Solution approaches for the shortage of
skilled workers in the construction industry

A recent survey by the Bau- und Immobilienreport (Construction and Real Estate Report), for which 34 managing directors in the construction industry were interviewed, shows that the shortage of skilled workers will be the biggest challenge for them in 2023. We asked ourselves what solutions are available to alleviate the shortage of skilled workers and interviewed Christian Hellerschmied, who has been working on the topics of innovation and digitalisation for 7 years.


Question: According to a recent survey by the Construction and Real Estate Report, the shortage of skilled workers tops the list of the biggest challenges in the industry. Which areas of the construction industry are particularly affected by this, and what reasons do you think are responsible for the problem?

Christian Hellerschmied (CH): A global factor is, of course, the demographic change that affects all industries and will only really take effect in the coming years. In addition, the construction site is not the most attractive workplace when you think about flexible working hours, home office or the physical demands. Within the sector, almost all areas are now affected. However, the shortage of skilled workers is particularly noticeable among operational staff in construction management and commercial staff. In the “commercial” sector, we need to focus on relieving the burden of auxiliary and secondary tasks, and automation will also play its part in making do with fewer staff.

In construction project and construction process management, it is much more a matter of future-oriented training. Examples such as the Master’s programme in Construction Robotics at RWTH Aachen University must not be the exception. If we start with dusty processes in training, the image of the construction industry will not change very quickly. The industry tries to counteract this with in-house training and further education programmes. However, by then it is usually already too late, when the decision for basic training has already been made for another profession. If an open approach between universities and industry partners aims at joint research and development, a job in the construction industry will also become massively more attractive.

Q: What new methods are there to relieve the burden on construction workers? What solutions are waiting in the wings and what possibilities lie even further in the future?

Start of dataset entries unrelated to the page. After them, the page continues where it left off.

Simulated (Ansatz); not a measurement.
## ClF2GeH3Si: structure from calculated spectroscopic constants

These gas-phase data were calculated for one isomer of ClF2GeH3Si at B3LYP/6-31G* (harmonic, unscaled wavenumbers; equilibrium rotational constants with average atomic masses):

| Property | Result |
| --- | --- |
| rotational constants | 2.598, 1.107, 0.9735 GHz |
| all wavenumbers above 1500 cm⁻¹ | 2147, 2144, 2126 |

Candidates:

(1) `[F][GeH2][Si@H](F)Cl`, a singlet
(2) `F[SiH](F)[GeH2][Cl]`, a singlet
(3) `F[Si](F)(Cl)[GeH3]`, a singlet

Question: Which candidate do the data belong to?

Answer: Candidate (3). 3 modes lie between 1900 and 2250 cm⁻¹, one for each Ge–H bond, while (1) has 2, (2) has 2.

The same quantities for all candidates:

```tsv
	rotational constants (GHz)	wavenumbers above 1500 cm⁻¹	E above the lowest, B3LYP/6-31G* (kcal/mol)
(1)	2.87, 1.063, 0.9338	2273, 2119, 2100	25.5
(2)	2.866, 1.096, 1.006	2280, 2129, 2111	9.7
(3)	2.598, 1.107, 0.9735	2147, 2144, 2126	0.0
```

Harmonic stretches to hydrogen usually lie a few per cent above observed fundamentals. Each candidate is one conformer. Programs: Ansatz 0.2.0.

CH: There are already many exciting solutions, such as smart glasses (note: data glasses that display information in the user’s field of vision). With them, specialists can support and coach construction site personnel remotely. Expertise can thus be made available easily across regions. Even remote workplaces are already possible with the technology available today, for example in machine control – always taking into account the local conditions, of course. Some manufacturers have already proven that it is possible to control a crane from the ground or even from a greater distance. The real view from a crane cabin is sometimes even more limited than it can be by means of camera technology.

The use of semi- or even fully autonomous robot technology has also already been tested in several pilot projects. Whether in surveying, material planning or installation. I don’t want to give the impression that drones will soon take over the positioning of precast walls or that a crane can do this fully autonomously. But the profiling of slope angles, the excavation of drainage shafts or the installation of cable routes could already be done autonomously today on the basis of a corresponding BIM model.

Personally, I would be satisfied in the first step if we were to use available developments in deconstruction, drilling and grinding work, but also in the processes of construction acceptance and documentation, and establish them as an industry standard. This would defuse hazardous areas, reduce the time spent by our employees and create a more work-friendly environment. Another factor to increase the attractiveness of the industry.


Q: What do companies in the industry already need to consider in order to remain successful in the coming years?

CH: An essential factor is the definite will to want to develop further. The industry does not “only” need good construction technicians, but also a mixture of mechanical engineering, data technology and IT. Whether in-house or with the right development partners. In the end, it’s always about building, of course, but also increasingly about data, processes, machine controls and standards for data exchange.

In construction management, we now have to worry too much about documenting what IS planned, what IS built, what IS delivered, why something didn’t go according to plan, etc. With certain data structures, the necessary integrations by means of IT architecture and the willingness to approach processes a little differently than in the last 100 years, you will be well-equipped. I was trained from the beginning of my education throughout my professional career on how to deal with deviations. Undeniably, this is an important quality to successfully complete a construction project. However, we still take far too little time to reflect on why the deviation occurred and whether the plan should not have been different. In the future, these evaluations will be supported by systems and give us the time to clarify causes and draw appropriate lessons for the next construction site. As a result, we will no longer feel like the “fireman who put out the fire” but like the “civil engineer who successfully implemented the plan”.

If our people can focus on building again, they will come to stay. There is nothing better than being able to proudly say to your family, “I was there during the construction”. We do great things for society every day, we are a vast lever when it comes to sustainability, and mobility is not possible without infrastructure.

Q: Even if innovation and digitalisation can solve part of the problem, the question still remains: Why do you think young talents should choose the construction industry?

CH: I think a lot has already been said. There is no better job where you can have so much variety. From housing construction, railway construction, fibre optic lines, tunnels, radio masts and power plants for renewable energy: everything has to be built once. We will use remote controls, coordinate robots and minimise resource consumption with data analyses and evaluations. The topics of circular economy, new processes and methods of recycling materials offer additional exciting fields of activity in the industry. Who doesn’t want to be part of shaping the future? It is always a good feeling to be able to say “I was there” about a multitude of buildings that have lasted and can be shown off. An industry with passion and pioneering spirit, what could be better?